Stylistically the music on "Perfect Symmetry" is melodic and technically well played progressive metal. Itīs in many ways a very different sounding album to "No Exit (1988)", and itīs safe to say that Fates Warning had again developed their sound greatly between album releases. First off the addition of Mark Zonder brings an off-beat fusion influenced and very original sounding drumming style to the bandīs sound. His playing is subtle, clever, and very technical. Zimmerman was a rather "stiff" and standard type 80s metal drummer, and he didnīt bring anything out of the ordinary to the table, while Mark Zonder on the other hand revolutionized not only Fates Warningīs sound, but progressive metal drumming in general. Of course along with other influential drummers like Neil Peart (Rush), Rick Colaluca (Watchtower), and Mike Portnoy (Dream Theater)...among others. Secondly Fates Warning had shed almost any traditional heavy metal and US power metal leaning at this point and "Perfect Symmetry" is to my ears their first "straight" progressive metal release.
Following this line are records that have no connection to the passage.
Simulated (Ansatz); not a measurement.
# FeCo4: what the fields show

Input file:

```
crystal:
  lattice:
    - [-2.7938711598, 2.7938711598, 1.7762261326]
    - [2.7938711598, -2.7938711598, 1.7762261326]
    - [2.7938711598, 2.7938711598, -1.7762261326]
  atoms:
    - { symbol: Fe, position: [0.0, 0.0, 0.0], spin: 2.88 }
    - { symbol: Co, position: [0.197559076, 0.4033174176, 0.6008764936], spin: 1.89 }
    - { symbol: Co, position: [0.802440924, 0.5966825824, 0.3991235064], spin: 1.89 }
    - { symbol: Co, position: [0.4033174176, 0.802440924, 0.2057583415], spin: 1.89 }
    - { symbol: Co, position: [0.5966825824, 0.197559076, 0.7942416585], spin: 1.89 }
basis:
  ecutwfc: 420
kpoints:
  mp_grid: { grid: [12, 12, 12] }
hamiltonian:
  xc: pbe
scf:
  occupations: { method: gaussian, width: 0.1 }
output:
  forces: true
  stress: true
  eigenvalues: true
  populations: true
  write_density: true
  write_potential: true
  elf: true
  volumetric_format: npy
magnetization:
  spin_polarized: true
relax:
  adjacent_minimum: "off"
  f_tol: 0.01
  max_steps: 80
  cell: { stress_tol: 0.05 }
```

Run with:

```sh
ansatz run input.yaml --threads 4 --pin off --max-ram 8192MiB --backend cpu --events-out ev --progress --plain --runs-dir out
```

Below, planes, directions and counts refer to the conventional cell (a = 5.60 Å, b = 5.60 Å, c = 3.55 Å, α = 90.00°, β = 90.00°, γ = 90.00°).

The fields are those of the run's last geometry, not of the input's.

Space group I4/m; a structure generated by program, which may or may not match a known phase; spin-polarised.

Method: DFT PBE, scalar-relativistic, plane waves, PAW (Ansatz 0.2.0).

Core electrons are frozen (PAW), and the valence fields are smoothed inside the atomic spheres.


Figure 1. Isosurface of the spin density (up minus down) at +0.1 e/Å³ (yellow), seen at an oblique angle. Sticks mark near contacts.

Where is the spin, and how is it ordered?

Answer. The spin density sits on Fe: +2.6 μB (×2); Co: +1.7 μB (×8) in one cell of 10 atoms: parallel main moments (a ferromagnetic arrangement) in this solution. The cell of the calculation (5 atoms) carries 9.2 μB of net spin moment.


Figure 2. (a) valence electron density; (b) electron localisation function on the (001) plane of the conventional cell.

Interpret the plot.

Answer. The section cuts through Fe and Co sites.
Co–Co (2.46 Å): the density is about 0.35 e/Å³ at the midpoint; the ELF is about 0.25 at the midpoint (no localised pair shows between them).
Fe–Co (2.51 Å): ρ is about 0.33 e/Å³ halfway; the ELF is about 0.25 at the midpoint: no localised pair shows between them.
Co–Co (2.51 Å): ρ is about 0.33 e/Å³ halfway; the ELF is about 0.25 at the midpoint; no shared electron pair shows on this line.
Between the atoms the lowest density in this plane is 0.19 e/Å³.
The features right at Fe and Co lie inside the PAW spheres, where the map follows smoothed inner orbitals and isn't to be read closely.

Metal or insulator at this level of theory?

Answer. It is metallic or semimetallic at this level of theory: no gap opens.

The material on the 8 track, 42:05 minutes long album are all very well written and intriguing examples of progressive metal. The tracks are varied both between tracks and within tracks. Itīs heavy, melodic, technical, subtle, mellow, hard edged, beautiful, and melancholic. The melancholic atmosphere actually often turns bleak, and tracks like "Part Of The Machine", "Static Acts", "A World Apart", and "Nothing Left To Say" are pretty gloomy. In the other end of the spectrum you have a track like "Through Different Eyes", which features a chorus that touches mainstream territory (a promotional video was released for this track), and the beautiful melodic "Chasing Time", which features violin parts played by Faith Fraeoli. The violin is also in use on "At Fates Hand", which also features a keyboard guest appearance by Kevin Moore (who at the time played in Dream Theater). Iīd like to point out how fantastic that particular track is, but that can be said about each and every track on the album. All of them are high quality compositions and there is not a single drop in quality throughout the album. It could be argued though that "Through Different Eyes" doesnīt quite fit in with the rest of the material (itīs closer in style to the tracks featured on the next couple of album) and that it disturbs the flow of the album, but personally I think itīs great for the overall diversity of "Perfect Symmetry".

The musicianship is absolutely brilliant, with standout performances by each member of the band. Iīve already praised new drummer Mark Zonder for his skills and inventive playing ideas, but the rest of the members of the lineup also deserve a mention. Ray Alder has developed his singing style since "No Exit (1988)" and now spices up his high pitched screaming vocals with the occasional vocal part in deeper registers and more mellow singing too. His performance is relatively varied here and the diversity of the material also gives him the opportunity to show different aspects of his vocal capabilities. Main composer Jim Matheos is as always subtle guitarist number one, while Frank Aresti delivers one great lead and solo after another. The clean guitar/distorted guitar dynamic which the two of them would develop upon and perfect over the course of the next two albums, is initiated here. Bassist Joe DiBiase shines several times during the albums playing time. As an example the second time the vers is played in "Part Of The Machine", DiBiase changes his bassline and plays what sounds like a lead melody under the rest of the instruments and vocals. Still very rhythmic and relatively subtle, but important in the bigger picture.

The sound production is raw and a bit cold, which suits the melancholic and bleak material well. Itīs slightly thin sounding and could have prospered from a more bass heavy mix, but overall itīs a high quality production. So upon conclusion itīs hard not to be impressed and intrigued by "Perfect Symmetry". Everything from the compositions, the production, and the musicianship, scream high quality and originality. It truly is a unique and influential release and a 5 star (100%) rating is deserved.